Oh, then, “Jerusalem wash thy heart from wickedness that thou mayest be saved"! (Jer. iv. 14.) Trust not to those who are crying "Peace, peace, when there is no peace”—who, for fear of disturbing thee on thy death bed, would soothe thee with flattering representations of thy health, when thou art dying! Oh rather listen to the still small voice of the spirit of truth, which, pointing to the way of reformation by the life of the commandments, says, "This is the way, walk ye in it." And be ye well assured, "If ye be willing and obedient, ye shall eat the good of the land. But if ye refuse and rebel, ye shall be devoured with the sword: for the mouth of the Lord hath spoken it"!

SERMON XIX.

JOHN, III. 5.

"Jesus answered, Verily, verily, I say unto thee, except a man be born of water and the spirit, he cannot enter into the kingdom of God."

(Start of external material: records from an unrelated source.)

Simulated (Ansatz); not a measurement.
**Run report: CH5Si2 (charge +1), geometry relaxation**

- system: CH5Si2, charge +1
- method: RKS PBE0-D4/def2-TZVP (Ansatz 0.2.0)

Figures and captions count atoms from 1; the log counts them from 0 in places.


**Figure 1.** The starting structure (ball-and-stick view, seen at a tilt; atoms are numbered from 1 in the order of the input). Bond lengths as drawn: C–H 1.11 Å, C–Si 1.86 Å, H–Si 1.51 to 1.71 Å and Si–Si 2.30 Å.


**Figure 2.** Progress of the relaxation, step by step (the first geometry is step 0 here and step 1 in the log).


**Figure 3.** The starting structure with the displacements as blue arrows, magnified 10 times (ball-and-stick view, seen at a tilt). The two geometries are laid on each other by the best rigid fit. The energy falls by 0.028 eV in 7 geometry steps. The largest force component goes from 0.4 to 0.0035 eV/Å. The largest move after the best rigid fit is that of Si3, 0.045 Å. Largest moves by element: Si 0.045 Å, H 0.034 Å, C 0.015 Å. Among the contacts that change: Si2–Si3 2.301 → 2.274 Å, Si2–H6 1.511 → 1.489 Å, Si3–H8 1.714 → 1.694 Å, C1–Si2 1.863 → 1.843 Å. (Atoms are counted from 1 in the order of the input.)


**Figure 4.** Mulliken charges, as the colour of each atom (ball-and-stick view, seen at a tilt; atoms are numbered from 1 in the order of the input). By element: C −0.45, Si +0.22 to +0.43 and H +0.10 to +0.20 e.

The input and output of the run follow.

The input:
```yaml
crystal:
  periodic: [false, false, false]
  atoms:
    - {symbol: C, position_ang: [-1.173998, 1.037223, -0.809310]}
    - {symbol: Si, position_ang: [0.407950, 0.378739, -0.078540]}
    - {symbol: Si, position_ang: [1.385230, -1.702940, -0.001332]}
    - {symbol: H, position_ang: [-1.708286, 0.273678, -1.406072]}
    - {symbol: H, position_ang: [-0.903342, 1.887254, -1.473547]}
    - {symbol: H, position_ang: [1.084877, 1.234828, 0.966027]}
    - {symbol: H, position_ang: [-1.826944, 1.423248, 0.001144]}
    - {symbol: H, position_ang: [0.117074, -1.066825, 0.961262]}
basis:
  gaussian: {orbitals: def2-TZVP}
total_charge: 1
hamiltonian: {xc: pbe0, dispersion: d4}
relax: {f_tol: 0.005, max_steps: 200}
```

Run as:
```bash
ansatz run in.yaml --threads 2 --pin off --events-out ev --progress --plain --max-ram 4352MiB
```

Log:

THESE words suggest two topics of discourse: first, what is meant by being born of water and the spirit; and, second, the impossibility of entering into the kingdom of God without this

birth.

Reserving the necessity of a new birth for another discourse, we shall, in this, first take a view of man's state before regeneration, in order that we may see more distinctly the nature of that change which regeneration effects; and then consider the means by which this change is wrought; which will lead us to unfold the scriptural meaning of the being born of water and the spirit.

Paul says that is first which is natural, and afterwards that which is spiritual. This, as it regards man, is a universal truth. In general, then, regeneration is the bringing us from a natural into a spiritual state.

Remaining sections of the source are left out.